SEVERANCE AGREEMENT & GENERAL RELEASE

EX-10.17 2 file2.htm SEVERANCE AGREEMENT & GENERAL RELEASE

EXHIBIT 10.17

SEVERANCE AGREEMENT & GENERAL RELEASE

This is a Severance Agreement and General Release (‘‘Agreement’’) entered into this 30th day of January, 2008, by and between JOURNAL REGISTER COMPANY, on behalf of its board of directors, officers, employees and agents, benefit and severance plan administrators and fiduciaries, both past and present in their individual or representative capacities, predecessors, successors and assigns and related entities (collectively, ‘‘Journal Register’’), and Allen J. Mailman (‘‘Mr. Mailman’’).

WHEREAS, Mr. Mailman separated from his employment with Journal Register as of December 17, 2007; and

WHEREAS, the parties wish to amicably resolve this and all other existing and/or potential disputes that may arise relating to and in connection with Mr. Mailman’s employment, including his separation from employment.

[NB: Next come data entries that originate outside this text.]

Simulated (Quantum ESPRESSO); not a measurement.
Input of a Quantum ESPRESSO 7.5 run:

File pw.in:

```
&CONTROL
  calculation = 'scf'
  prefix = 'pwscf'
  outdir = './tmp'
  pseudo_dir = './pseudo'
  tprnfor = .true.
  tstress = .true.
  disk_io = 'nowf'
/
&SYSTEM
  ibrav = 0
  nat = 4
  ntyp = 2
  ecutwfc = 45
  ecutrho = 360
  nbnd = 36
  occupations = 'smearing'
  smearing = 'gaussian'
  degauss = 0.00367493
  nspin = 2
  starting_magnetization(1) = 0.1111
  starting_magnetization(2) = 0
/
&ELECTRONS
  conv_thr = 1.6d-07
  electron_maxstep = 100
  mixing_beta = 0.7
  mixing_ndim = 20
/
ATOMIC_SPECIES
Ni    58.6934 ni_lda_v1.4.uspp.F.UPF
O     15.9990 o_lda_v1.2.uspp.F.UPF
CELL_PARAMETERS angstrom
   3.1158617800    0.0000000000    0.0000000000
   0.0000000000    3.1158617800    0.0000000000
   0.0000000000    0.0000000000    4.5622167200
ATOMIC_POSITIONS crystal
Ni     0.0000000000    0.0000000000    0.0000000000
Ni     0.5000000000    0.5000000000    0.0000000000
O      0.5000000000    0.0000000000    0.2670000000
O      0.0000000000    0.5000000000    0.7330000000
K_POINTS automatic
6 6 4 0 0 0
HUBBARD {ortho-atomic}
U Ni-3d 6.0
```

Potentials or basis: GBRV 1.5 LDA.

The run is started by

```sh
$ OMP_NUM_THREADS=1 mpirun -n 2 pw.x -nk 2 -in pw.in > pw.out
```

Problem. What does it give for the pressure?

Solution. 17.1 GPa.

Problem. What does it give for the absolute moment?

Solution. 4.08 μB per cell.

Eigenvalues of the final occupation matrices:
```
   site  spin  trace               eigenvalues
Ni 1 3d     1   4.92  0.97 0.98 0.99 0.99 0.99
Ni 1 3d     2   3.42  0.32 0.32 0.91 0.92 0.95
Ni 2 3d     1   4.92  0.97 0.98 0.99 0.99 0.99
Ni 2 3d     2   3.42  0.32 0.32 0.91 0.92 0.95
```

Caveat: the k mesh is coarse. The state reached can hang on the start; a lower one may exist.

NOW, THEREFORE, intending to be legally bound, and in consideration of the mutual promises and commitments set forth in this Severance Agreement and General Release, the parties hereby agree as follows:

1.    Benefits.

A.    Severance Payment:    Upon execution of this Agreement and the expiration of the seven-day Revocability Period described below, Journal Register shall pay to Mr. Mailman severance in an amount equal to thirteen (13) months of his regular base salary, payable at regular payroll intervals, less statutorily required withholdings and deductions. Such thirteen month period is referred to herein as the ‘‘Severance Period’’. In the event that Mr. Mailman becomes employed by another employer during the Severance Period at a compensation level equal to or greater than his base salary, Journal Register’s obligation under this paragraph shall be reduced to one-half of the remaining severance amount provided for in this paragraph.

B.    Stock Options and Restricted Stock Units:    2,917 of the restricted stock units that were awarded to Mr. Mailman that would have vested in the ordinary course during the Severance Period will become immediately vested, effective as of expiration of the Revocability Period. All other restricted stock units and options will expire in accordance with the terms of the Amended and Restated 1997 Stock Incentive Plan.

C.    Company Owned Vehicle:    Mr. Mailman may purchase from Journal Register for $21,000.00 the automobile that he used in connection with his employment. If he elects to purchase the automobile, he will assume responsibility for all insurance, maintenance, service, registration and other fees related to the automobile, and Journal Register will have no responsibility for it thereafter. The parties agree that the fair market value of such item will be calculated as of the date of transfer and that Mr. Mailman will be responsible for the payment of any income tax due as a result of this transfer.

D.    Transfer of Equipment:    Journal Register will transfer to Mr. Mailman ownership of his cellular phone and laptop computer. Mr. Mailman will assume responsibility for all insurance, maintenance, service and other fees related to this item, and Journal Register will have no responsibility for it thereafter. The parties agree that the fair market value of such item will be calculated as of the date of transfer and that Mr. Mailman will be responsible for the payment of income tax due as a result of this transfer.

E.    Neutral Letter of Reference:    Journal Register shall provide inquiring employers and prospective employers with a neutral reference which includes Mr. Mailman’s dates of employment, his last position held and, if requested, his final base annual salary. Inquiring employers or prospective employers will be provided only with this information and a statement that it is Journal Register’s typical practice to provide only such information regarding former employees, in the absence of a subpoena, court order or other compulsory process. Mr. Mailman shall direct any prospective employers to contact Charles Sheridan, Director of Human Resources in order to obtain employment reference information.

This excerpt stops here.